But first, we have to provide some context. During the 1970s, a new artistic wave took New York City: the Alternative Spaces Movement, which was driven largely by curator Alana Heiss and her organization The Institute for Art and Urban Resources. A kindred spirit with the broader Historic Preservation Movement, Alana and her organization sought to use NYC’s derelict and underutilized buildings as flexible spaces to produce and display contemporary arts. Within our neighborhoods, the Ideas Warehouse in the Meatpacking District, Westbeth in the Far West Village, and 10 Bleecker Street in NoHo are excellent examples of how Heiss and her artists adaptively reused historic spaces to incubate avant-garde creativity. In 1972, Heiss founded The Clocktower Gallery in the former New York Life Insurance Building in Tribeca at 346 Broadway, which was designed by McKim, Mead, and White (the architects for the Washington Square Arch and the historic Pennsylvania Station).
Ourlicht joined the Alternative Spaces Movement during Clocktower’s 1986 Progressions: A Cultural Legacy exhibit, which spotlighted emerging women artists and talent. The exhibit introduced her to the likes of Faith Ringold and gave her a platform to explore her identity and family through arts. The exhibit featured many of Ourlicht’s early lithographs. Lithographs, for those unfamiliar with the medium, is a printmaking process in which a design is drawn in wax onto flat stone (or a prepared zinc or aluminum metal plate), affixed via chemical reaction, covered with ink, and transferred repeatedly to wet paper. Of those still extant today, her works, Great Cousin Emma (1983), Roman Holiday (1987) and Gifts of Love (1987) are most indicative of this period.
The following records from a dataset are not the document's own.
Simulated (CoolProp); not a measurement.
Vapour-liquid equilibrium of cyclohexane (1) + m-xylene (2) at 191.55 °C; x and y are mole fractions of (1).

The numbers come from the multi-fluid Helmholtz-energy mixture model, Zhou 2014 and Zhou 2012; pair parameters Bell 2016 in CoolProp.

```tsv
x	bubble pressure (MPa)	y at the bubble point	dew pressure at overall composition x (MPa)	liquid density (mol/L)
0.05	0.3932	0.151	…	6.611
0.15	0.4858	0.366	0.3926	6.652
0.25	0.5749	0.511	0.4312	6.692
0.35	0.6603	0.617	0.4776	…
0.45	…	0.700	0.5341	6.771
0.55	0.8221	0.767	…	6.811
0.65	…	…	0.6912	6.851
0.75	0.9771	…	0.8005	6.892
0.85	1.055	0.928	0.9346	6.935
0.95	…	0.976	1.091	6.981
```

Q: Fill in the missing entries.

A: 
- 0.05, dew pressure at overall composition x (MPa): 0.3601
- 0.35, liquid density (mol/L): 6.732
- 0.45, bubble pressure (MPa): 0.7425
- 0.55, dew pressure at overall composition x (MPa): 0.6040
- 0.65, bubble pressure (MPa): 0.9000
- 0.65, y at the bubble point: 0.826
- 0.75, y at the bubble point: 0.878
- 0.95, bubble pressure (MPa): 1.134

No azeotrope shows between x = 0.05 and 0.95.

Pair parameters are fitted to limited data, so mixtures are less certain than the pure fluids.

In the 1990s, Ourlicht became the artist-in-residence to Dieu Donne, a contemporary art gallery and independent paper mill, then located in SoHo (now located in Brooklyn’s Navy Yard), where she further honed her craft. While there, she transitioned away from lithographs and started creating artworks out of cast plaster and painted paper. The resulting 3D relief sculptures explore her identity as a bi-racial woman and her relationship to body dysmorphia and diversity. Her relief, Thelma and Rose (1991), depicts the dynamic between her white and black grandmothers, joined together by her parent’s interracial marriage. Ourlicht painted buttons on Grandma Rose’s character to suggest her work in the garment industry, while Grandma Thelma is dressed in a domestic uniform to depict her profession. Meanwhile, several other reliefs depicted bodybuilders, dancers, and snake charmers to explore how the human body could present and perform a myriad of different cultures.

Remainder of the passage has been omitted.